Beck Center English Dept. University Libraries Emory University
Emory Women Writers Resource Project Collections:
Women's Genre Fiction Project

The "Yellow-Back" Novel

by Harry Rusche

date: 2005
collection: Genre Fiction

The "Yellow-Back" Novel

Harry Rusche

The mid-nineteenth century witnessed a revolution in the world of publishing. Anthony Rota notes in Apart From the Text (1998) that if "one had to describe in one word the books that transformed not only series publishing but all publishing in the last half of the nineteenth century, it would be 'yellow-back'" (p. 221). In the earlier half of the century the most popular form for the novel was the "three-decker" published in series. Then Simms and McIntyre, a Belfast publishing firm, introduced cheaply produced novels, usually with covers of glazed yellow and illustrations--sometimes lurid and garish--on the front of the book. These were sold in railway book stalls for passengers looking for a way to wile away the time on journeys. The price, several shillings, made the books affordable and the stories made them popular. Simms and M'Tyre called their series of novels The Parlour Library with almost 300 titles published between 1846 and 1856.

Money was to be made on these cheap books and soon most publishers issued their own series for the railway-passenger market. Routledge entered the field with their Railway Library and by 1900, when the popularity of the novels with their low standards of production and their dubious content declined, Routledge had over 1,000 titles in its inventory. The yellow-back never quite disappeared; it was simply replaced by other forms of reading matter that were of higher quality in both printing and content.

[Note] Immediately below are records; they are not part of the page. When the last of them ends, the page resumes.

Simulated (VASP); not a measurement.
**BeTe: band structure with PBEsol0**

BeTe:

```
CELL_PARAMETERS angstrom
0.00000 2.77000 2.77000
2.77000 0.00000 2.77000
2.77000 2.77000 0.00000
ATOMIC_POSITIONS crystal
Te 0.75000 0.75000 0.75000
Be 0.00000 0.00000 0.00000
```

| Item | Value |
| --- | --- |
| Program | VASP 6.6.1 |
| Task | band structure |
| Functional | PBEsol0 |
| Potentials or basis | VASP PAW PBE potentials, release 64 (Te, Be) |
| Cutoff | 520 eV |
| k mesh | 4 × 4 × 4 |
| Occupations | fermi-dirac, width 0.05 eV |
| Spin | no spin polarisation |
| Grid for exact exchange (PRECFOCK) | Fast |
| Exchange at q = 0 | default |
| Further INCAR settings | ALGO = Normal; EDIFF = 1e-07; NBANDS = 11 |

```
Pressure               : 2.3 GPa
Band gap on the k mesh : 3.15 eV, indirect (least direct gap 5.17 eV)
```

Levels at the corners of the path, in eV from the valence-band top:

Emory University added significantly to its collection of yellow-back novels in the 1960's when the Library purchased a large collection of more than 500 titles from Harold Mortlake, an English book dealer. Emory regularly added to the collection until the Library's collection of these cheap Victorian novels was outranked only by the two major collections in the United States: the Sadleir Collection of the University of California, Los Angeles, and the New York Public Library. A part of Emory's collection of yellow-backs are available on-line as Emory's library publishes as e-texts the novels written by and about women. The digitized yellow-backs are part of the Lewis H. Beck Center's project, Women's Genre Fiction.

For a brief history of the yellow-back and its place in publishing history, the source for the information in this brief introduction, see Anthony Rota, Apart from the Text, Oak Knoll Press (1998), pages 221-26.